University of South Australia researchers say Class Dojo promotes an archaic approach to discipline and likens it to China’s social credit system.

“If we look at the fundamental basis of how China’s social credit system works, we see similarities with Class Dojo,” the study’s lead author Jamie Manolev said.

“They both rely heavily on surveillance, rewards and punishments to reinforce behaviour and convert behaviour data into a score. Those scores are being used to determine what happens to students or citizens.”

Mr Manolev, who is also a primary school teacher, said some schools were using Dojo scores to decide whether students could participate in recreational activities. A student might miss out if too many points are deducted for late homework or talking out of turn.

He said the app was popular because it provided teachers with a “quick behavioural fix”.

But according to Mr Manolev, the technology sends a damaging message that children should behave appropriately just because they might receive a reward, reports SMH.

On the flip side, he said it sends a message that a student shouldn’t misbehave because they might be punished.

This, the researchers said, erodes self-motivation and the development of self-regulation.

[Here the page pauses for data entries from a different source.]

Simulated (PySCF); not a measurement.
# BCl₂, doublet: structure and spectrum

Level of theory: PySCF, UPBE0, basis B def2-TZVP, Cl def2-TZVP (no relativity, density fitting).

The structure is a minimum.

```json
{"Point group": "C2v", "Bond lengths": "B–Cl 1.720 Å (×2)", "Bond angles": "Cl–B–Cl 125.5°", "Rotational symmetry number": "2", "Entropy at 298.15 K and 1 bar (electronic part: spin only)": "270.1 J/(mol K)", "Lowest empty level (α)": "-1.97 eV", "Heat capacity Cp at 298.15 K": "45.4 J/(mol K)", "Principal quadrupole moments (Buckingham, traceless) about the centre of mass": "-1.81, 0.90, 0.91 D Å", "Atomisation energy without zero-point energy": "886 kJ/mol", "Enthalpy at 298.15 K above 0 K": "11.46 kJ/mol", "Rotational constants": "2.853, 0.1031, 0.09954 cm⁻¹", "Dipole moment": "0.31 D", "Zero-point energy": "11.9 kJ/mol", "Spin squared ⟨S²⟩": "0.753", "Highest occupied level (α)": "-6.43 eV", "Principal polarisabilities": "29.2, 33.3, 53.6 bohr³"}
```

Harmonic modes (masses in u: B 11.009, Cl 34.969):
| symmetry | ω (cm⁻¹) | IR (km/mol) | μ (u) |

“This carrot and stick approach to discipline is all about controlling students through the use of rewards and punishment as opposed to educating students about what good behaviour looks like,” Mr Manolev said.

The researchers are also concerned displaying the scores in front of the class encourages unhealthy competition between children.

However a Class Dojo spokeswoman said the research lacked the perspective of teachers and used misleading and alarmist phrases.
She said the app helped teachers recognise and encourage positive behaviour. The spokeswoman said a recent survey revealed 90 per cent of Australian teachers believed Class Dojo had made their classroom a more positive space.

“Academic researchers and theorists have put judgement on something that millions of teachers, families, and students get positive value from every day,” she said.

“We suggest the authors of this report spend time in the classroom with teachers, as we have done from the start.”

She said the app also made parents feel more connected and engaged with their child’s school.

We have shared before – The Downside of Behaviour Charts That You Need to Know About. Read more on that here.

We have also previously shared how schools need to the dangers of technology like Seesaw and Class Dojo and how it can impact family violence victims. Read more HERE.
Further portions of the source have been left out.